In the southwest of France, facing the Pyrenees Mountain, the “Complexe de la République” built in 1975 in Pau, had been declining for several years due to the dilapidation of its covered market, flanked by a squat office building in very poor condition. After an international competition, the Ameller Dubois’s studio project was chosen by proposing a global response, taking charge of all the ambitions raised by this operation, both in terms of image and use, architecture, and urban planning, dedicated to the Pau’s population. The project's exceptional location has been rediscovered as a destination, attractive and seductive, to bring the district back to life.
Combining in a single figure a stallholders’ hall, a producers’ floor and a rehabilitated office building all linked together by the creation of a high square, the new complex offers a homogeneous perception, endowed with a strong and significant identity that combines all the elements of the program in a powerful figure.
The market adopts a simple square plan, clad with a unitary envelope, both on the façade and on the roof, made up of a white metal mesh with various perforations. Designed as a space free of any pillars to encourage exchanges between retailers and visitors, it is punctuated by generously dimensioned walkways that converge around the central double-height atrium. On its first floor, the mezzanine is naturally extended by a wooden terrace forming a high place in the heart of the project. A large canopy extends the white structure to partially cover it and house outdoor tasting and dining areas. Its entirely glazed and cross-cutting base combines the producers' floor and the stallholders' hall in the same continuity.

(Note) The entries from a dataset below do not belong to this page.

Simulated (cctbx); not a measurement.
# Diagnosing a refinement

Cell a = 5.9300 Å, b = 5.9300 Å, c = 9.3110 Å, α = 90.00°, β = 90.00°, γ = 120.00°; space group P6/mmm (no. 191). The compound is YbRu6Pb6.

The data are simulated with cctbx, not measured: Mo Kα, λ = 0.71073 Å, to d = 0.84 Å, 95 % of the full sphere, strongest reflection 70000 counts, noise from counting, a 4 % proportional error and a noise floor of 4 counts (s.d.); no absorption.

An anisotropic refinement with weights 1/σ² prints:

The rehabilitated office tower retains its civic vocation (Municipal Police/City services). The architectural treatment of its two parts is deliberately differentiated but complementary. Raised by 8 and 4 meters, the new silhouettes of the towers are slimmer. The eastern part is clad in the same white cladding as the market hall, so that the envelopes meet at both ends of the complex. In contrast, the part on the terrace side is clad with folded and perforated bronze-colored vertical panels that vibrate with movement.
This black and white pleated metal cladding fragments the building into two parts, giving it a slenderer image in a play of contrast and complementarity. The renovation operation was carried out on an occupied site, with a three-stage phasing in order to keep the site in operation.